Review: Groundhog Day (Old Vic)
Tim Minchin's new musical adaptation of the classic film is directed by Matthew Warchus
It was a huge challenge for composer Tim Minchin and director Matthew Warchus to follow the world-beating success of Matilda. Yet they have totally pulled it off. Their new musical Groundhog Day is a cast-iron triumph, both joyful and profound, incredibly funny and seriously moving.
Danny Rubin's book follows the lineaments of his 1993 film (directed by Harold Ramis and starring Bill Murray) but the production intelligently reimagines and remixes the ingredients for the stage. Its bravura confidence is there from the very start. We first meet cynical weatherman Phil Connors on film, on the multi-screens that adorn the front cloth. He's mucking around on camera, revealing his disenchantment at being told he has to travel to the small town of Punxsutawney, where the appearance of Groundhog Phil predicts the timing of the return of spring. "It had better be a big van," he snarls.
A tiny model van appears on the stage, making its way through the picturesque clutter of houses carried on and put in place by members of an all-singing ensemble in heavy weather gear. The magical transformation of the space in designer Rob Howell's set creates a tingle of anticipation that something special is in store. And then the first act is fluently up and running, as Phil moves through his first meeting with his producer Rita and the people of the town to a bouncy, Americana flecked tune.
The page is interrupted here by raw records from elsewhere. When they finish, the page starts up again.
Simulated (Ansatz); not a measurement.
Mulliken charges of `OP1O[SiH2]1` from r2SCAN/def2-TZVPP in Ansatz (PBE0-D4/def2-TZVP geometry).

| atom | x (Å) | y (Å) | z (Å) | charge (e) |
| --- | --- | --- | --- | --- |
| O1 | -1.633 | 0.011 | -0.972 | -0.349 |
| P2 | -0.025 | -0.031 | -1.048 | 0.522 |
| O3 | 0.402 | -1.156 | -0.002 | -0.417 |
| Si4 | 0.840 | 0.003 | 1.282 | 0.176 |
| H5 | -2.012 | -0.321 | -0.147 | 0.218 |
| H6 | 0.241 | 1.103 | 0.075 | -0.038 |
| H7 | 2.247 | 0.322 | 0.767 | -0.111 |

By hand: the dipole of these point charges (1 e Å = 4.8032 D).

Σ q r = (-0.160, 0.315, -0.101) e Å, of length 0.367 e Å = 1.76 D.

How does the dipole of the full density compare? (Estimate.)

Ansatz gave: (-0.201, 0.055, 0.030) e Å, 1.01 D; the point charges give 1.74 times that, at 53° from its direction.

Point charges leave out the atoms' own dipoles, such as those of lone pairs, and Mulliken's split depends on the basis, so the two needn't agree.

His attitude is one of contempt for the homespun charm on offer. "There' s nothing more depressing than small town USA/ And small don't much smaller than Punxsutawney on Groundhog Day," he sings, as the chorus joins in. And then he sings it again, and again, as he realises he is trapped reliving the same day. Minchin's lyrics are a constantly surprising delight as the reality of Phil's plight dawns – he gleefully rhymes existentially with essentially. In one wonderfully funny number, Phil is seen consulting various quack doctors, in an attempt to escape. And the music, the switch between genres, the grumbling basses when he realises he is trapped, gives depth and texture.
The entire first act is effectively, a fugue and variations, kept moving in Warchus's deftly inspired direction and Peter Darling's free-form choreography, in a fluent, ever-changing frieze. There is – as in Harry Potter and the Cursed Child – a sense of pure pleasure in the mechanisms of theatre itself – the car chase where toy cars manipulated by hand seem to chase down an aerial view of streets, or a snowball fight where snow appears from nowhere.
But the brilliance of the structure lies in the way that the creative team have found infinite ways to create the film's equivalent of the jump cut, to move the story into different places and in unexpected ways, without ever losing its essential shape. The sheer aplomb of the telling is remarkable: the second act, instead of continuing Phil's story, opens with an affecting song for Nancy, a girl doomed to play pretty parts brooding on her lot. Then it switches to a contrasting sequence where Phil repeatedly attempts suicide – appearing, in swift sleight of hand, in two places at once.
The whole second act, in fact, mines the emotional and moral complexities of the story more deeply. There's a lovely moment for Ned Ryerson, butt of Phil's contempt, in which he reveals the tragic man behind the life insurance jokes. And the conclusion, when Phil comes to terms with all he has learnt – "I'm here, and I'm fine" – is a song of infinite resonance and feeling.
Minchin, whisper it quietly, might just be a genius. This is such an original and warm-hearted work. But it would be nothing without direction so seamless that even a full-blown tap number seems entirely fitting. And even less without the performances. As Rita, the object of Phil's desire, Carlyss Peer is gorgeously feisty and vulnerable at one and the same moment. And Broadway star Andy Karl is a revelation as Phil, finding infinite variations of grumpy misery that are eventually transmuted into a realisation of what life is about.
A good performer would have played the broad strokes; with impeccable timing and charismatic presence he plays the detail. It is an outstanding performance at the centre of a magnificent work that sends everyone out into the night cheering - and just a little wiser.
Groundhog Day runs at the Old Vic until 17 September.